02 September 2011

The Bill Hillar Debacle: Who's to Blame?

If you don't know who Bill Hillar is, or you haven't heard the latest news on how he frauded law enforcement, military personnel and the anti-trafficking movement into thinking he had significant special-ops military experience "rescuing" victims of sex trafficking around the world, read here.

Hillar not only lied about his military past, but plagiarized news coverage and stories from the media, even claiming that the film Taken was based on his own life. He provided training for law enforcement, military personnel, and even counseled trafficking survivors. All based on a lie.

How could he do this? How did he do this? While there is no doubt that Hillar himself is the first person to blame, we should also consider some other factors.

There's no doubt - the international anti-trafficking movement is growing very quickly. While it is a positive thing that international media have picked up on spreading the news that "slavery still exists" in our own backyards, this type of mass media explosion also comes with negative consequences. Mass media avenues sensationalize their stories. Journalists want to lure people in, capture their audience's attention, excite the masses, appeal to the emotions, etc - even to the extent that the facts are compromised.

So yes, people are learning that human trafficking is out there, but they are also picking up on information that omits the facts, distorts the truth, and focuses on a purely emotional response.

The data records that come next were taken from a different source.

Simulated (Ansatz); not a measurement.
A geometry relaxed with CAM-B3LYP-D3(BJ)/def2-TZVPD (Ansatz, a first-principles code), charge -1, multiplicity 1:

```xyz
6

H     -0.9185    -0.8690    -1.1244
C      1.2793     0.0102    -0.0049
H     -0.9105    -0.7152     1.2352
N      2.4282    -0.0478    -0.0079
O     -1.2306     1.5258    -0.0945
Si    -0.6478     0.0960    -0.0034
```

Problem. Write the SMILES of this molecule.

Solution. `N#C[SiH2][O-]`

Yes, human trafficking is a terrible tragedy, and we should be upset about it. But human trafficking is also incredibly complex, with numerous push/pull factors, and evidence-based research tell us there are appropriate (and inappropriate) responses. Human trafficking is not just about sex, it is not just about children, and it is not about vigilante rescue. Unfortunately, many people are unknowingly drawn into the spectacle of mass media, and unfortunately many of these people then turn around and spread information the same way.

So what does this have to do with Bill Hillar? We need to ask ourselves why Hillar did this in the first place. Hillar says people "assumed" he was in the military due to his passionate teaching. He never denied people's assumptions, and then he eventually "adopted" them. While this kind of behavior is certainly unacceptable, we have to honestly consider whether what Hillar was telling people was what they wanted to hear. Hillar was able to manipulate people because he had the kind of information everyone was looking for - heart-wrenching, dramatic, emotional stories of rescue. His sensationalized stories were what was compelling about him; it's why people wanted to hear him speak, and it's why he was so successful at manipulation.

Unfortunately, people aren't always interested in hearing the facts. Facts do not make human trafficking less true or less horrifying (human trafficking is terrifying), but facts are also not as racy, not as emotional; and let's face it - Hollywood movies, TV thrillers and undercover cop shows, etc. have made us all a bit obsessed with sensationalized reality. The issues and organizations that often get the most attention are those that choose to go this route - unfortunately, "racy" doesn't always mean quality work, nor does it mean quality information.

Hillar's story only started to unravel when a former Green Beret began to question the sensationalism and facts of Hillar's stories.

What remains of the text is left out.